The difference between being poor and poverty

And why it matters

Photo Credit DepositPhoto

I grew up poor. Like qualifying for food stamps and government cheese kind of poor.

But I have never lived in poverty.

Being poor is a lot of hard work. We worked hard physically every single day. No matter what the weather was, bitter sub-zero temperatures or steaming hot humid days. Cows had to be milked. Hay needed bailing. Pigs needed to be fed. Manure needed to be pitched. Potatoes needed to be dug out of the ground.

But I always knew that at some point we would go in the house and rest and warm up or lay in front of the fan.

Never once did I worry about missing a meal.

Never once did I think I wouldn’t have a bed to sleep in.

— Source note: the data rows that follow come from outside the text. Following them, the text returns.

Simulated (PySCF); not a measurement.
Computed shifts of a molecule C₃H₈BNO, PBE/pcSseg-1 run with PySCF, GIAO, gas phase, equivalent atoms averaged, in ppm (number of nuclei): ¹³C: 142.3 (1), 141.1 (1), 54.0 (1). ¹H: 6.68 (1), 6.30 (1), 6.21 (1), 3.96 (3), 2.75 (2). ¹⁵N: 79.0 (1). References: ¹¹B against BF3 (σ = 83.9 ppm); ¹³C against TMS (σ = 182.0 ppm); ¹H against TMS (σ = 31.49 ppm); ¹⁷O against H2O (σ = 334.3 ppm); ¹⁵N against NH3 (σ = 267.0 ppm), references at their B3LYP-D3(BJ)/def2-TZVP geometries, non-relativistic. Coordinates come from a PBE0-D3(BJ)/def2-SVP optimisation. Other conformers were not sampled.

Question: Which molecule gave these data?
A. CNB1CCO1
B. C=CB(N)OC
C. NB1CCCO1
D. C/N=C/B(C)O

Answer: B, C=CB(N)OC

And I knew one day I would leave the farm and figure out an easier way to make a living. I knew that was possible for me.

My goals were meager. Never have to eat food I didn’t like or feel freezing cold inside my house. Serious, that was it. That was a poor girl’s dream.

Poor isn’t the same as poverty.

Poverty is beyond poor. Poverty is life without hope. Poverty is fear. Fear that you won’t survive. Fear that you can’t change your plight without doing something drastic.

I assume my ancestors lived in poverty. At least some of them. They came from Ireland during the years of the potato famine. Survival was a real question then. Leaving everything they knew to set out for a hope of a new life in America seems like it would feel desperate and that they might not survive the ordeal.

Even in my brokest broke days I’ve always had hope. I always believed I could make my life better. That my situation was temporary. As meager as my resources were, I could use them to improve my situation. That fundamentally I had the power to change my life.

When you have hope you have a future.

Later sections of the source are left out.